Music Spotlight! (Sunday, October 10, 2021)
This week, I'd like to shine a light on two religious communities who have, over the last 50 or so years, broadened the way many Western churches worship through music. First is the Scottish Iona community--a volunteer-run abbey with a heart for global song. Second is the Taizé community in France--a monastic brotherhood adapting meditative prayer to song.
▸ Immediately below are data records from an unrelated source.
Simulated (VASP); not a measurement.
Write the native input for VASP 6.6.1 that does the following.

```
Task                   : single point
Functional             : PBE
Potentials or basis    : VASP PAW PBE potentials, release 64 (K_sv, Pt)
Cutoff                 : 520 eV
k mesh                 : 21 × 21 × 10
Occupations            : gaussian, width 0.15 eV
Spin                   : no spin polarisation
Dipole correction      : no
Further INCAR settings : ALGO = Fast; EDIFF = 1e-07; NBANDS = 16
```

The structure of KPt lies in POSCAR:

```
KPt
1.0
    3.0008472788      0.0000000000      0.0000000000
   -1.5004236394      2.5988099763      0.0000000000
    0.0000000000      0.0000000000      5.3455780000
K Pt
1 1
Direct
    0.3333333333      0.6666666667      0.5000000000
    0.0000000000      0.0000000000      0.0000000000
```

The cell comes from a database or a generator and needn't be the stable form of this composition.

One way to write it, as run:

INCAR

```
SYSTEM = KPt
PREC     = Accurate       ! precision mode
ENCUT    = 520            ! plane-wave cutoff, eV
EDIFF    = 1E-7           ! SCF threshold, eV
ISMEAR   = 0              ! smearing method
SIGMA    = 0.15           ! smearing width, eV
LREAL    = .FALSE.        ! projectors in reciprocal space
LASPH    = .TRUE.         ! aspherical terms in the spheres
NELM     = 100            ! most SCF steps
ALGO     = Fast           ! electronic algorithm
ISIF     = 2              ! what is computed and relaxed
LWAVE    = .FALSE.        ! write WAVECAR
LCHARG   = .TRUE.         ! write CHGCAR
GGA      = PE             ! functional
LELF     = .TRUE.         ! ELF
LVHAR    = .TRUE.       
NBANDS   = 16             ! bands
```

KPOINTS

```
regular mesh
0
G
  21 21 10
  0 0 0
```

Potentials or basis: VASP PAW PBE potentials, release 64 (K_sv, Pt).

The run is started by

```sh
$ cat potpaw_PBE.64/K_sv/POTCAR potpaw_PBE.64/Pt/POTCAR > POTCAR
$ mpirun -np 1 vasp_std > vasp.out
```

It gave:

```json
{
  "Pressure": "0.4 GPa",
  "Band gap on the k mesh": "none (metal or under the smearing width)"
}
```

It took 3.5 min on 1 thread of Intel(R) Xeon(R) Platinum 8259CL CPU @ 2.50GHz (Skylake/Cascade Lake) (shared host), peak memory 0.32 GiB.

-Hannah Cruse, Music Director
Offertory Anthem
"Many Waters Cannot Quench Love" by John L. Bell
This lulling piece was written by John L. Bell (b. 1949), a member of the Iona Community. Bell is primarily concerned with the renewal of congregational worship at the grass roots level. The Community is known for its publishing of new songs and prayers for worship, both developed in fellowship and gathered from around the world. John Bell is probably their most well-known member, having composed and arranged much of the Community’s music.
The Iona Community was founded in Glasgow and Iona in 1938 by George MacLeod, minister, visionary and prophetic witness for peace, in the context of the poverty and despair of the Depression. From a dockland parish in Govan, Glasgow, he took unemployed skilled craftsmen and young trainee clergy to Iona, a tiny and beautiful Hebridean island off the west coast of Scotland, to rebuild both the monastic quarters of the mediaeval abbey (pictured above) and the common life by working and living together, sharing skills and effort as well as joys and achievement.
Iona remains a center for pilgrimage and tourism. The daily services of the Iona Community in the Abbey church and worship elsewhere on the island are open to all; many visitors come again and again. There is a year-round population of over 100--long-established island families as well as more recent arrivals, including those who work for the Iona Community in its centers as staff or volunteers. [Source]
Middle Hymn
#205 "Live in Charity" (UBI CARITAS)
The Taizé community in France is now famous all over the world for songs like this one--short, enchanting melodies meant to be sung cyclically, in collective prayer.
Taizé began with one man, Brother Roger. In 1940 he came to what was then a semi-abandoned village in Burgundy. He was twenty-five years old, and he had come there to offer a welcome to Jews fleeing the Nazi persecution and to work out a call to follow Christ in community--a community that would attempt to live out the Gospel call to reconciliation. A few years later he was joined by his first brothers, and in 1949, seven young men committed themselves for life to celibacy and to material and spiritual sharing.
Today, the Taizé Community is composed of around a hundred brothers. They come from different Christian traditions and from over twenty-five different countries, and make a life commitment to live together in joy, simplicity, and mercy as a "parable of community," a sign of the Gospel's call to reconciliation at the heart of the world. Around the brothers, tens of thousands of people, mainly between the ages of 17 and 30, come throughout each year to spend a week going to the roots of the Christian faith.
When the number of visitors to Taizé began to increase, and more and more young people started arriving, the brothers felt the need to find a way for everyone to join in the prayer and not simply be observers. At the same time, they felt it was essential to maintain the meditative quality of the prayer, to let it be an authentic encounter with the mystery of God revealed in Jesus Christ. Finally, it was found that chants made up of a few words repeated over and over again made possible a prayer that was both meditative and yet accessible to all. The music developed and sung at Taizé, for the most part, was written by the Parisian composer Jacques Berthier. [Source]
When we sing "Ubi Caritas" cyclically together, allow your mind to drift off into meditation, notice how your body feels; listen to the voices of those around you; find peace in this moment of unencumbered corporate worship.
Special Music
"Immortal Love, For Ever Full, For Ever Flowing Free" by Philip R. Dietterich
(Text by John Greenleaf Whittier (1807-1892)
Immortal Love for ever full,
for ever flowing free,
for ever shared, for ever whole,
a never-ebbing sea.
Our outward lips confess the name
all other names above;
love only knoweth whence it came
and comprehendeth love.
We may not climb the heavenly steeps
to bring the Lord Christ down;
in vain we search the lowest deeps,
for him no depths can drown:
O Lord, and Master of us all,
What e'er our name or sign,
We own thy sway, we hear thy call,
We test our lives by Thine.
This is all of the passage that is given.